The Ninth Circuit Court of Appeals, applying California law, has ruled that a policy application did not require insureds to disclose a claim that did not assert any “wrongful acts.” Kelly v. Starr Indem. & Liab. Co., 2019 WL 1895825 (9th Cir. Apr. 29, 2019).
Applying Delaware law, a Delaware state trial court has held that insurers did not act in bad faith by denying coverage for underlying settlements when they had reasonable grounds for their position and promptly sought a declaratory judgment as to their indemnification responsibilities. Arch Ins. Co. v. Murdock., 2019 WL 1932536 (Del. Super. Ct. May 1, 2019).

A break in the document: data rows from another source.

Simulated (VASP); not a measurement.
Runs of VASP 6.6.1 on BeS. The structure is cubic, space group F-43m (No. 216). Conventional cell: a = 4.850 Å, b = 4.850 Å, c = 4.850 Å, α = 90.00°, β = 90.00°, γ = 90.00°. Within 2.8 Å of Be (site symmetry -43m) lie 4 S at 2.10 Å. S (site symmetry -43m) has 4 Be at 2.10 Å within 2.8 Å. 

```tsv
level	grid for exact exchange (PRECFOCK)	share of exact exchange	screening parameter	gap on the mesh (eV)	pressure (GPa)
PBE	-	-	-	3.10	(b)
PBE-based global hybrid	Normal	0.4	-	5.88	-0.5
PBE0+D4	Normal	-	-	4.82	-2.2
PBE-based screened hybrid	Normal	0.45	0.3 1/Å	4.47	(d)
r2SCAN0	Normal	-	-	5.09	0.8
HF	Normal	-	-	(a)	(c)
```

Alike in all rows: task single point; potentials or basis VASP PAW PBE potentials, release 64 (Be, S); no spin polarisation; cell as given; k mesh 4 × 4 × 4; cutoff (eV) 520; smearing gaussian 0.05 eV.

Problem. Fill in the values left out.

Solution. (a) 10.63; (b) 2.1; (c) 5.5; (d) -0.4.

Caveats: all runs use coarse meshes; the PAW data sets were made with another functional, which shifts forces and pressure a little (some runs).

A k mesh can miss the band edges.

The United States District Court for the Southern District of California has held that a liability insurer had no duty to defend a claim made against an insured arising out of the denial of an employee’s life insurance benefits because coverage was barred by an ERISA exclusion. By Referral Only, Inc. v. Travelers Prop. Cas. Co. of Am., 2019 WL 1559145 (S.D. Cal. Apr. 10, 2019).
Applying California law, a federal district court has held that an insurer was not obligated to cover a labor union’s defense costs and damages in a lawsuit brought by a former employee because the alleged wage and hour violations were not “wrongful employment practices” or “wrongful acts” under the policy. United Farm Workers of Am. v. Hudson Ins. Co., 2019 WL 1517568 (E.D. Cal. Apr. 8, 2019). The court also held that material misrepresentations in the labor union’s application for insurance voided the policy.
The United States District Court for the Eastern District of Texas, applying Texas law, has held that a government-issued subpoena constituted a “Claim” under a directors and officers liability policy, but also determined that the policy’s “run-off exclusion” barred coverage. Ocean’s Healthcare, L.L.C. v. Illinois Union Ins. Co., 2019 WL 1437955 (E.D. Tex. March 30, 2019).
In a win for Wiley Rein’s client, the Connecticut Supreme Court has held that the continuing course of conduct doctrine could not save the untimely claims of an insurer brought against an insurance adjuster. See Essex Ins. Co. v. William Kramer & Associates, LLC, Case No. SC 20130 (Conn. Apr. 16, 2019). On a certified question from the United States Court of Appeals for the Second Circuit, the Supreme Court held that the doctrine did not toll the applicable three-year statute of repose because the adjuster’s duties to the insurer ended when the adjuster closed its file more than six years before the insurer’s lawsuit.